Since launching the Growth Capital Aggregation Pilot on behalf of three grantees in 2007, we have leveraged $90 million of our own resources to help 16 grantees secure nearly $280 million in additional funding from 50 private co-investors and the federal government.

What began as an experiment has evolved into EMCF’s core investment strategy. Currently, we are focused on two areas: supporting four grantees (Citizen Schools, Harlem Children’s Zone, Nurse-Family Partnership, and Youth Villages) in separate, individually structured co-investments; and working in partnership with 14 philanthropic co-investors to support a pool of a dozen grantees through our work as an intermediary of the federal Social Innovation Fund. (For more on the Social Innovation Fund, see pages 14 and 15.) We and our co-investors aggregate our funding through what we call the True North Fund.

How It Works

Although growth capital aggregation is still a work in progress, we have learned five lessons about how to make the process work.

Co-investors and the grantee need to unite around a single growth plan. Agreeing to the same terms and conditions of investment, performance measures, reporting, and payout creates efficiencies for the co-investors and above all for the grantee. This makes co-investors and the grantee partners in the pursuit of a common, shared objective. Furthermore, freed from having to report individually to diverse funders and meet their differing demands, the grantee can concentrate on executing its growth plan.

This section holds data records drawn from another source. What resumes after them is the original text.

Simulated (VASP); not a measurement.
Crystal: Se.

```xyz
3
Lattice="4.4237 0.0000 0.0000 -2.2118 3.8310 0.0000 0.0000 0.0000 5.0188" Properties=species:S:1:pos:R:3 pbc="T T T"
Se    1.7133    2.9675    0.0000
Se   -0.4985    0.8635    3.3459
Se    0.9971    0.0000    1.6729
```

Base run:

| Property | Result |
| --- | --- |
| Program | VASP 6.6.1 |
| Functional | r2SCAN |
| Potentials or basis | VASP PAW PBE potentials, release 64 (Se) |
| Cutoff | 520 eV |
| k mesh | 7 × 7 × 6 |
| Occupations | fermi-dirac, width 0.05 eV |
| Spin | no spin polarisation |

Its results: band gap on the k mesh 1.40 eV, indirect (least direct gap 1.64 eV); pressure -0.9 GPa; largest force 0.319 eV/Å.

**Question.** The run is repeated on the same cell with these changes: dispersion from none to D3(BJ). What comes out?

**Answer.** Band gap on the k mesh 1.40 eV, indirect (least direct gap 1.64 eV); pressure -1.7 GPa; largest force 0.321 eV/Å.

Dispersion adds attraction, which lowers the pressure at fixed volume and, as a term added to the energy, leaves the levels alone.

Co-investors should provide at the outset all of the capital the growth plan requires. For-profit corporations would never embark on an ambitious business plan without the funds to see it through, yet funders routinely expect nonprofits to launch an initiative that is not fully capitalized. Growth capital aggregation enables a grantee to see its plan through, uninterrupted by the necessity to raise more capital. In a 2012 study of the impact of the growth capital aggregation pilot on the three participating grantees, researchers Bill Ryan and Barbara Taylor concluded, “Today all three grantees are much stronger organizations. They serve more youth, earn more annual revenue, and are well-positioned to benefit from new federal funding opportunities for proven programs. And they accomplished all of this in the midst of the worst economic downturn the U.S. has seen since the Great Depression.”1

Co-investors should link growth capital to performance rather than programs. Philanthropy frequently limits its support to programs and imposes restrictions that prevent nonprofits from investing to build their evidence base and their organizational capacity, which are prerequisites for sustainable growth. EMCF grantees are free to put their growth capital to any uses that will help them build their capacity for expansion, improve the quality of their programs, or sustain them at greater scale. Although our grants are unrestricted in this sense, we hold grantees strictly accountable for—and payout is contingent on—meeting annual milestones for performance based on their growth plans. Grantees and all co-investors agree up front on what the milestones are. In return, EMCF and co-investors agree to provide all the assistance we can to help grantees meet those milestones.

Creating strong relationships among co-investors requires transparency and accountability. In addition to holding grantees accountable, EMCF holds itself accountable to our co-investors. Our partners, after all, have invested their money and their trust alongside us, and we report to them quarterly as fully and as scrupulously as we do to our board of trustees. Foundations are not accustomed to holding themselves accountable to other funders the way nonprofits do, and conducting ourselves differently has posed challenges. But it has been worth it. This transparency has strengthened our co-investors’ confidence in us and deepened our partnerships. Acknowledging honestly whatever problems grantees encounter has made it easier for us to help them solve those problems. And making ourselves accountable to co-investors has made us more understanding of the challenges our grantees experience when they report to us.

Growth capital should be focused on sustainability and scale. Support from the True North Fund is intended to help propel a nonprofit from one level to the next and ensure that reliable, renewable funding can sustain its operations and its quality at the new, greater scale. The Center for Employment Opportunities (CEO), for example, is a True North Fund grantee that helps people recently released from prison find employment and avoid recidivism. Federal dollars from the Social Innovation Fund and private dollars from the True North Fund helped CEO gain a foothold in California, where it recently won a major state contract.

Philanthropy can’t solve all social problems on its own. But at EMCF, we believe we have identified one way for philanthropy to help: by capitalizing proven organizations more effectively and providing them with the resources that they—and the vulnerable populations they serve—deserve.

Notes

1 William P. Ryan and Barbara E. Taylor, “An Experiment in Scaling Impact: Assessing the Growth Capital Aggregation Pilot,” The Edna McConnell Clark Foundation, December 2012.